A boom journeys from Manhattan to northwest, B.C.

The huge piece of equipment is being provided to Bantrel through United Rentals in Terrace, B.C.

Bantrel’s Tony Langille and Josh Mechtel from United Rentals are high up on a massive boom lift which can stretch 185 feet into the air. It’s being rented to Bantrel by United Rentals for use at the Rio Tinto Alcan smelter modernization project at Kitimat.

Bantrel’s Tony Langille and Josh Mechtel from United Rentals are high up on a massive boom lift which can stretch 185 feet into the air. It’s being rented to Bantrel by United Rentals for use at the Rio Tinto Alcan smelter modernization project at Kitimat.

Neck craned upward to follow the movement of the massive boom lift far above, Kory McKay provided a running commentary.

“We brought in some of 135 feet last year, then 150 and now this one,” said the United Rentals area manager while watching as each of the five sections of the boom lift telescoped out in turn up toward the maximum height of 185 feet, the equivalent of nearly 19 storeys.

“There’s only seven in the world and this one is the only one in Canada,” he said while keeping an eye on the lift’s extension capabilities far above.

McKay and a group of United Rentals employees at the company’s Terrace staging yard were gathered outside to watch the boom lift being put through its paces.

Manufactured by the JLG Corporation of Pennsylvania the 1850SJ boom series is barely a year old and the one McKay and the others were watching arrived in Terrace the end of January from its previous location on the island of Manhattan.

From a first enquiring phone call from a customer to arrival at the United Rentals yard on Keith Ave. in Terrace where its welds were inspected by an engineering firm before being readied for its customer, the process took four months.

“It came up from the States through Quebec,” said McKay of the boom’s journey via a flatbed truck across the country to Terrace.

“It was last at the Twin Towers,” added McKay of the site where the World Trade Centre buildings were located prior to 9/11.

The northwest customer in this case is Bantrel, a construction and engineering company partially owned by Bechtel and working at Rio Tinto Alcan’s Kitimat smelter modernization project where Bechtel is the prime contractor.

On the day of the demonstration, Bantrel’s Tony Langille and Josh Mechtel from United Rentals were high up in the operator’s platform measuring eight feet by three feet, testing out the self-propelled lift’s various functions.

“This is going to give us reach,” said Langille after returning to earth of the boom lift’s operation once onsite at the smelter modernization project.

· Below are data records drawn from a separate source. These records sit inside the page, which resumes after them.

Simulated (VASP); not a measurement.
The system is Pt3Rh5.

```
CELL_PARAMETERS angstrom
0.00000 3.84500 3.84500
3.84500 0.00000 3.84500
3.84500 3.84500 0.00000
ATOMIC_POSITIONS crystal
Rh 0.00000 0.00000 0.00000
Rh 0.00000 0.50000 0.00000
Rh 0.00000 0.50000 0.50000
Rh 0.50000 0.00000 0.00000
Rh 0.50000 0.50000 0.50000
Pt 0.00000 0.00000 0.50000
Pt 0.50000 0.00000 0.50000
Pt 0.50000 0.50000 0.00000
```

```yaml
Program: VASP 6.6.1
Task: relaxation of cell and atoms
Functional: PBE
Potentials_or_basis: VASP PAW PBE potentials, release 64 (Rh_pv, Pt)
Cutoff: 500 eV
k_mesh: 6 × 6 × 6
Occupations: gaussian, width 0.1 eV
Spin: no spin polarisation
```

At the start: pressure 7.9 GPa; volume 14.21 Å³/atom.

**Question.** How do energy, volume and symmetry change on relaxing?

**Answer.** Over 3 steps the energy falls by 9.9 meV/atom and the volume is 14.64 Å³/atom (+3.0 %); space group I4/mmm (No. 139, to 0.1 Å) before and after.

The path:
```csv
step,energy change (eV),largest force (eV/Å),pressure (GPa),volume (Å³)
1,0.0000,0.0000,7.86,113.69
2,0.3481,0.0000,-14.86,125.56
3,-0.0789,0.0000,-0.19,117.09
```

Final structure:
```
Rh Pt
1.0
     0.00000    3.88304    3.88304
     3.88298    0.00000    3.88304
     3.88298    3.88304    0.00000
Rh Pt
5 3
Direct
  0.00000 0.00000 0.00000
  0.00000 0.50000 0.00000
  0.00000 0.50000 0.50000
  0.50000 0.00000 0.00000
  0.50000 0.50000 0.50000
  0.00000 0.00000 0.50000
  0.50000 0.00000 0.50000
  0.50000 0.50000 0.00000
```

“What this can do is go up and then out, over other work,” he said.

In addition to the platform height, fully extended at 185 feet, a two-section jib can extend up to 20 feet for more reach capability.

JLG’s specs for the boom state that because of its height and reach, it can provide a work area of more than 2.9 million cubic feet.

When not in use, the boom is compact enough to be transported on a large flatbed trailer.

In this case, the transportation of the boom from Terrace to the smelter construction site at Kitimat was handled by Spring Creek Aggregates, a division of the Bear Creek Group.

“I can’t say enough about them,” said McKay. “We made a call and they were here.”

United Rentals, which has more than 880 outlets through the United States and Canada and which bills itself as the world’s largest equipment rental provider, set up shop in the former DHL location on Keith Ave. in Terrace just over a year and a half ago in response to the needs of a number of large-scale regional development projects.

It’s provided lifts, for example, to the Red Chris copper mine project owned by Imperial Metals.

McKay says the Terrace United Rentals employee complement now stands at approximately 30 people.